John Loadsman, TES Author Resourcesyouwant, shares his experience of creating English teaching materials and offers advice for new authors
Tell us a bit about your professional background.
I have a particular passion for improving the literacy of young males, which is statistically far below that of females. Prior to teaching, I worked as a carer for troubled youths in foster care and I often found myself helping them with basic literacy and encouraging them to pursue education. For the past six years I have been teaching English to classes of differing ability levels and this has enabled me to recognise the value of a good teaching resource.
Where do you start when making an English resource to publish on TES?
When I first started, I was simply uploading any resource I made that I thought might be helpful. However, I quickly saw that the kind of resources that were most popular on TES were ones that all English teachers would need at some point. This included resources that taught literacy skills or offered writing support, which could be adapted for any lesson.
Now, when I start creating a new resource, I ask myself “What do English teachers teach all the time?” Then I do my research to create a resource that is universally applicable.
Which resource are you most proud of?
My best-selling and most reviewed resource is a presentation called Everyday text types – how to. I think this sells because writing everyday texts such as letters, journals, speeches and essays is a transferable skill, as it’s used for both responding to and composing texts in English. The resource can be a go-to for mini lessons on each text type and embeds easily into any English unit.

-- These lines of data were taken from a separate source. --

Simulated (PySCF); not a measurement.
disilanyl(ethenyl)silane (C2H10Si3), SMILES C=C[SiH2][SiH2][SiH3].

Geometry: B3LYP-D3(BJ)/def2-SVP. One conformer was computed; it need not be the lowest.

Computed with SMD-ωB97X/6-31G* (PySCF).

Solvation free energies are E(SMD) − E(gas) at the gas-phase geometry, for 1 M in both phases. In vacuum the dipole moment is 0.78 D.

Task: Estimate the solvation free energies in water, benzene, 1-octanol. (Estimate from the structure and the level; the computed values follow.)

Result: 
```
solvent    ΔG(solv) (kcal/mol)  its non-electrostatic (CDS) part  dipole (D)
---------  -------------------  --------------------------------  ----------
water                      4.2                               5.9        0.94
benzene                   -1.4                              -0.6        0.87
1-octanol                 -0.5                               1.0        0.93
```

Tell us your top 3 tips for creating resources for English classes
- Do your research
Make sure that you trial you resources and refine them in your own classroom first. When a student gives you positive feedback on a lesson, it’s a good indicator that it’s ready to sell. Ultimately, teachers want resources that work.
- Look for gaps in the market
If there are already lots of resources that are similar to what you want to create, then remember you’re going to be sharing the market and potentially limiting your sales if your content doesn’t stand out. Instead, try to look for what is missing.
- Take on any criticism
Be willing to respond to any negative reviews by replying to buyers and taking steps to improve your resources. Reviews are opportunities for growth and development as an author. It is a very real insight into what your buyer wants and demands from a purchase!
What's next for your shop?
At the moment, I am developing resources that will provide analysis for popular poems of study in English. I plan to focus on the canonical poets as resources about them seem to be in high demand. I aim to create content that English teachers can integrate seamlessly into their programs, so that they can save themselves precious time.